OS Caching Reviews

Class Summary: Abhishek Chandra and Michael Bradshaw

Cooperative Caching

Cooperative Caching is a technique used by LAN's to take advantage of the greater transfer speed of data oer the network rather than from a disk acess. In these circumstances we can imagine the total cache of the LAN as one unified cache. There are two main techniques that distinguish algorithms to deal with the global cache. One is the centralized algorithms in which all data on the cache is located in some centralized server. At this point cache misses consult the server for possible locations for block locations. Another method of caching is decentralized algorithms. These algorithms are usually less accurate than their centralized cousins. However, decentralized algorithms do not place a direct burden on a centralized server and therefore tend to scale better. Questions concerning consistence have been largely ignored here. However, most forms of cooperative cache use a write through algorithm and implement a lock on the file for writers.

While the algorithms here use very specified techniques we can find 'close cousins' in other areas of computer science. In cooperative caching we find a similarity to victim caches which store blocks after the local CPU thinks that they are done with it. Cooperative caching is also comparable to the idea of shared memory found in multiprocessors. Each processor tries to use it's memory without hurting the other processors. Finally we can draw a parallel to the workings of load balancing and the determination of where to place blocks in the global cache.

Application Controlled Prefetching and Caching

Application controlled prefetching and caching allows applications to do local prefetching and caching based on the information they have about their future reference streams. The algorithm also uses a global cache management policy which uses the global cache intelligently. In doing so, it uses a hierarchical algorithm which segregates the global behavior from the local behavior, thus ensuring fairness and isolation. Further, it incorporates batching in disk scheduling to amortize costs over a number of prefetch requests, enabling faster prefetches.

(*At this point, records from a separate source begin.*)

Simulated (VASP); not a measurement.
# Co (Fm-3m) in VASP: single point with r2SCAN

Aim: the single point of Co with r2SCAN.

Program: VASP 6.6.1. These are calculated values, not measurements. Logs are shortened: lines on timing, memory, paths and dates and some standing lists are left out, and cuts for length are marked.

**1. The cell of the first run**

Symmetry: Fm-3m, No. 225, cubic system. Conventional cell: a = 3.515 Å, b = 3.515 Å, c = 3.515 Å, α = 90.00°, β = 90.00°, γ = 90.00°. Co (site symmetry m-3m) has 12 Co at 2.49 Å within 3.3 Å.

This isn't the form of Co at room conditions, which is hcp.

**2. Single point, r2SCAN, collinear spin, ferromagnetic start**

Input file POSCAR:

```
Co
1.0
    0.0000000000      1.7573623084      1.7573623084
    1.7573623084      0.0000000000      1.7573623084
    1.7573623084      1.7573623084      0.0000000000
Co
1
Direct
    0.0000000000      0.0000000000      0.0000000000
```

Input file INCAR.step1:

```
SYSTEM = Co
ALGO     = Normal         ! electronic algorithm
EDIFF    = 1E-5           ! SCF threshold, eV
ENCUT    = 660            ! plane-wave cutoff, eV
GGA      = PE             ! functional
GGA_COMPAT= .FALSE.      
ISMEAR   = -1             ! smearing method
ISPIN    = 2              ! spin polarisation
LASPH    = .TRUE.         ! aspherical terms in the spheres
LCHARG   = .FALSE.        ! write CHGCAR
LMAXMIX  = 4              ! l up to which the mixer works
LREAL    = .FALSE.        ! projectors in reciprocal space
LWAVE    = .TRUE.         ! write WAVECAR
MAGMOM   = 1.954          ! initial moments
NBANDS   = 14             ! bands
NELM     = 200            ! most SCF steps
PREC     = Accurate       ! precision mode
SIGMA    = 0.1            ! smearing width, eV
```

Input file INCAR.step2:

The algorithm has some underlying similarities to other areas. For instance, the cache replacement and prefetching issues are very similar to those seen in virtual memory management, in particular, demand paging and swapping. The algorithm also uses prediction for future access patterns, which is an underlying theme in fields like architecture, where branch prediction and cache hit prediction are important issues. Web caching also tries to predict future access patterns of various URLs or web objects. Further, the global algorithm is similar to many scheduling algorithms which try to ensure fairness and isolation while trying to improve the overall system performance.


Reviews

Paper: Efficient Cooperative Caching Using Hints


Reviewer: Vijay Sundaram

This paper presents a low-overhead decentralized algorithm (no managers, Hint maintenance) for cooperative caching with performance comparable to existing centralized algorithms (N-chance, GMS), namely the Hint-based algorithm. The key features of this algorithm are that as the clients do local hint look up when facing a local cache miss the manager overhead is decreased, at the cost of maintaining local hints, and there isn't even a need to maintain global state as is there in existing cooperative caching algorithms.

N-chance and GMS (Global Memory Service) require that the manager be contacted for Duplicate Avoidance. The replacement policies used by existing cooperative caching algorithms are either random target-client(N-chance) or require that the manager be contacted(GMS), whereas the Hint-based algorithm uses the Best Guess LRU approach, this has the advantage of reducing the manager overhead, is not completely random and also does not need maintenance of global state. Also any deviations from the globally LRU block are masked by implementing Discard cache in the Server. In existing algorithms the server cache is the traditional cache whereas in the Hint-based algorithm the server cache is used as the Discard cache. The blocks in the discard cache are replaced in global LRU order. Thus the discard cache serves as a buffer to hold potential replacement mistakes.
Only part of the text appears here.